And yet that became part of the narrative about the 2008 election, that there’s this group called ACORN, and they are working to abuse the American electoral process. How can you tell the story about what’s going on now with ACORN without leading with the idea of a conservative campaign to smear and vilify a group using any means, fair or foul? To me, that’s what happened last week. When it comes to this video, The Washington Post is completely letting the tail wag the dog.

GM: What do you think of the broader concern on the part of mainstream news organizations that they don’t understand, relate to, or reflect the concerns of conservative Americans? Andy Alexander, the Post’s ombudsman, recently posted a blog entry headlined “Newsroom diversity should include ideology.”

RP: The job of a newspaper is to tell the truth without fear or favor, whether that truth ends up advantaging conservatives, or liberals, or Zoroastrians or Masons.

GM: Do you find anything legitimate in the idea that trying to incorporate conservative perspectives could bring a paper closer to the truth than it might otherwise be?

RP: Sure, of course. But what does this ACORN story have to do with conservative perspectives?

Everything has to be understood in historical context. Unless you grasp the history of conservatives attempting to appeal to newspaper editors’ guilt about being liberal—which has been around since Spiro Agnew—then you can’t tell these kinds of stories, because all that is part of the story. And unless you look at the repeated pattern of smear-driven narratives in presidency after presidency—which turn out, in the end, not to implicate anyone—then you’re not telling the story.
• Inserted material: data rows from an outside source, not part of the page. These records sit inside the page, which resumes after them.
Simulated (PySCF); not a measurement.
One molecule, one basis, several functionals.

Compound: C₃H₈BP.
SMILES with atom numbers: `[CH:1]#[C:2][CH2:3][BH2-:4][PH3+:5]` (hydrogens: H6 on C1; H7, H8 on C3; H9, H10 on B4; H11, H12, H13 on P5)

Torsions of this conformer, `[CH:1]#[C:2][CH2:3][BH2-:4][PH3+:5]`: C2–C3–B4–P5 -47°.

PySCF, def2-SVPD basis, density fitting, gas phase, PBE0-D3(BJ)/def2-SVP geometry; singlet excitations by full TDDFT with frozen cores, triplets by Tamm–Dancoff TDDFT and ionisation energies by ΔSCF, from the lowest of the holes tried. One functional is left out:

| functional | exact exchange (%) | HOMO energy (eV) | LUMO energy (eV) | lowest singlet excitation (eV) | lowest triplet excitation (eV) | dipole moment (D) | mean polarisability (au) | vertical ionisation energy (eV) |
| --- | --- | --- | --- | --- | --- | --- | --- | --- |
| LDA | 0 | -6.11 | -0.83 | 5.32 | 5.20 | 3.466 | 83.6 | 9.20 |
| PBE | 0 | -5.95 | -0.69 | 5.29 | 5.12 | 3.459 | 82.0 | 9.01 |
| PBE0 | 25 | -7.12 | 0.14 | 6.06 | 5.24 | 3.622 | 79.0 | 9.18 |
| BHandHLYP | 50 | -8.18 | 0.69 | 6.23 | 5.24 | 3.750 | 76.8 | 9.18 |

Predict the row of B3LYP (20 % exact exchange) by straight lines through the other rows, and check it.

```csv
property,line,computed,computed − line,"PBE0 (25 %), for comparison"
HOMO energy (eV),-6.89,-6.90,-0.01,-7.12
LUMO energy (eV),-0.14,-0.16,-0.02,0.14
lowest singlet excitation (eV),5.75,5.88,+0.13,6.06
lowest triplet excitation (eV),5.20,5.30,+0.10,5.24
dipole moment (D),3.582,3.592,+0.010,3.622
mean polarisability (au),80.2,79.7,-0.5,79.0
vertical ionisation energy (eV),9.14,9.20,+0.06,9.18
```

Honoring the perspectives of conservative citizens is an absolute imperative for any newspaper; honoring the perspectives of liberal citizens is an absolute imperative for any newspaper. But there are ways of honoring people with conservative politics without serving the agendas of conservative politicians.

Think about the outstanding reporting of Hanna Rosin on religion, which is something that demonstrates that The Washington Post has always had a commitment to reporting on and respecting the viewpoints of its conservative constituency. That’s very different from letting itself be used as part of a political crusade, when the political crusade itself should be the story.

The Post’s irresponsibility when it comes to ACORN is symbolized by the fact that the word “Drudge” doesn’t show up in that article. The idea that this guy Andrew Breitbart [a protégé of Matt Drudge, and the founder of Big Government, the Web site that presented the ACORN videos] is just floating out there in the ether as some kind of independent conservative activist—he’s a very powerful person, in a lot of ways he might be more powerful than ACORN.

GM: I think what’s being expressed is a sort of felt need to compensate for the perceived fact that journalists don’t see the world through the same prism as members of the conservative movement do.

RP: I would say that journalists’ job is not to see the world through the same prism as the conservative movement, or a different prism than the conservative movement. It is to tell the truth without fear of favor. And if the truth makes conservatives look bad, devil take the hindmost. And if it makes liberals look bad, devil take the hindmost. It’s just too easy—and if you read my work, it’s been too easy for four decades—for conservatives to exploit their ability to create a sense that the media are biased in favor of liberalism in order to manipulate the media, in order to get the stories they want told told in the way they want. It’s a strategy—you can see the memos in which people lay it out. And unless that strategy is reported on, and treated as part of the story, then you are not reporting on what’s actually happening in the real world.